Skip to main content

Notice

Please note that most of the software linked on this forum is likely to be safe to use. If you are unsure, feel free to ask in the relevant topics, or send a private message to an administrator or moderator. To help curb the problems of false positives, or in the event that you do find actual malware, you can contribute through the article linked here.
Topic: Filtering Duplicate FLACs Using MD5 Hash (Read 1315 times) previous topic - next topic
0 Members and 1 Guest are viewing this topic.

Filtering Duplicate FLACs Using MD5 Hash

I am trying to identify duplicate FLAC files/albums from my collection using the MD5 hash in the header.

I would like to do this not through the library (I haven’t set one up) but using a playlist (.fpl) I have created of all tracks with the tracknumber tag value “1”.

What I want to achieve is a filter that contains only files and every file where two or more contain identical MD5 hash values [$info(md5)].

I’m not good technically so would really appreciate if someone could talk me through exactly what I would need to do to filter my playlist accordingly. I’m happy to explain why I’d like to do it in the way I’ve described if it is not obvious.

Thanks.

Filtering Duplicate FLACs Using MD5 Hash

Reply #1
Is it even possible  to do what I'm asking?

Filtering Duplicate FLACs Using MD5 Hash

Reply #2
It's not possible with a playlist. You need to enable your media library and then install foo_facets. Configure with it with a custom column containing [$info(md5)]. Then right click the column header to enable statistics>Items.. You'll want to reverse sort this so anything with more than one match appears first. Then in the next pane to the right, you can configure it with a custom %path% column so you can see the location of your duplicate files.

I don't have any duplicate files but I made a copy just to show it as an example:


Filtering Duplicate FLACs Using MD5 Hash

Reply #3
It's not possible with a playlist. You need to enable your media library and then install foo_facets. Configure with it with a custom column containing [$info(md5)]. Then right click the column header to enable statistics>Items.. You'll want to reverse sort this so anything with more than one match appears first. Then in the next pane to the right, you can configure it with a custom %path% column so you can see the location of your duplicate files.

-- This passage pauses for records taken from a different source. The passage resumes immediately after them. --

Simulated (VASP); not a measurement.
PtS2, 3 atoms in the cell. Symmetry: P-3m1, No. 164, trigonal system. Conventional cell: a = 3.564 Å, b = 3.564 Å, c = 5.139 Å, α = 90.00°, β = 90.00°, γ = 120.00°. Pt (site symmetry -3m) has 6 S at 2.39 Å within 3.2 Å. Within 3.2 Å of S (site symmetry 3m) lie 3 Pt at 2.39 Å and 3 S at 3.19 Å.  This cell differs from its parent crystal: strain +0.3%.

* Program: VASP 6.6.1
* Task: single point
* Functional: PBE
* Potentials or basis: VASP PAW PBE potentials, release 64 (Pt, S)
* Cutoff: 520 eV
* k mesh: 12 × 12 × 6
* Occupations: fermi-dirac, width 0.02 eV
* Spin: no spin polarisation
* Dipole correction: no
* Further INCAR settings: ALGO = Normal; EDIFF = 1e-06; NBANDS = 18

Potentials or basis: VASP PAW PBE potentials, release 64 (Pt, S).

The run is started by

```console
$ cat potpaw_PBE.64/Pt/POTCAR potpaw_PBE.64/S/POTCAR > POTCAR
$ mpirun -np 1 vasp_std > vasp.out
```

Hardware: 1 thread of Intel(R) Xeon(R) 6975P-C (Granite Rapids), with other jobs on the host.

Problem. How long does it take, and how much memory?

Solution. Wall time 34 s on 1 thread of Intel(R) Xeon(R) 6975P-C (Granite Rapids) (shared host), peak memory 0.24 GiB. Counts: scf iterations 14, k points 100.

Thanks very much - that is very helpful. I'll give this a go but I don't think that my computer can handle my entire media library as it is extremely large, hence why I was trying the playlist route with only the first tracks included. If that fails, I'll have to go through the playlist manually.

Re: Filtering Duplicate FLACs Using MD5 Hash

Reply #4
It's not possible with a playlist. You need to enable your media library and then install foo_facets.
I just wanted to thank you again for your help. That solution worked perfectly and highlighted loads of bit for bit identical files that needed flushing out.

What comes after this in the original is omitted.